Citing massive ongoing financial losses — borne of, among other things, diminishing First Class postage revenue — the Postal Service said Monday in a news release it will commence a second phase of consolidation efforts transferring work from 82 processing and distribution centers to other centers.

Due to declining revenue and rising operating costs including wage/benefit inflation, equipment upkeep and transportation, the Postal Service has been conducting sweeping overhauls in efforts to streamline its operations and sustain itself.
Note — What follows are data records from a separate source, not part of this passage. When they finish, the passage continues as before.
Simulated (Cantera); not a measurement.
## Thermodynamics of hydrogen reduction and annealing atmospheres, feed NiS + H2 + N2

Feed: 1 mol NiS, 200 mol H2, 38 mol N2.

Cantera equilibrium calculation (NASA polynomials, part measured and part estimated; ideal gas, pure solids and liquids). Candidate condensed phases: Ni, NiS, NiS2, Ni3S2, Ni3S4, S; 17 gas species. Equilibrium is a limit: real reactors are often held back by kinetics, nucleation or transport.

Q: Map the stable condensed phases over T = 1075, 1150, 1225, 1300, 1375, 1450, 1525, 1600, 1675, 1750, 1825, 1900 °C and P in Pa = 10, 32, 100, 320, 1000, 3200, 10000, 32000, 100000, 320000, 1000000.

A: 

Work completed at the Stafford Avenue Distribution and Processing Center in Scranton, which includes processing mail before it is sent to local post offices for delivery, is to be moved to a Lehigh Valley center, one that already has assumed operations from the northeast region as part of the consolidation.

Mail collection for zip codes beginning with numbers 180 through 188 had been transferred to the Lehigh Valley center last February.

The nationwide changes are slated to begin in January and are to be completed by next fall.

The Postal Service reports a $26 billion revenue loss over the last three years. The consolidation is to cut costs annually by $750 million. Streamlining efforts already made have produced savings to the tune of $865 million annually. The Postal Service expects to see the savings from second-phase changes total $3.5 billion over five years.

The Postal Service is a federal agency, but it receives no federal funding. It survives solely on postage revenue.

Changes to affect service speed and cost? Likely not, the agency says.

The agency plans no postage rate increase due to consolidation and time expected to deliver first-class parcels increases only by a few hours.

Even during inclement weather, the consolidations have been mapped in such a way that storms shouldn’t hamper regular service, the agency says.

While it pledges to honor contracts with the United Postal Workers Union, the agency is looking to reduce its workforce through attrition.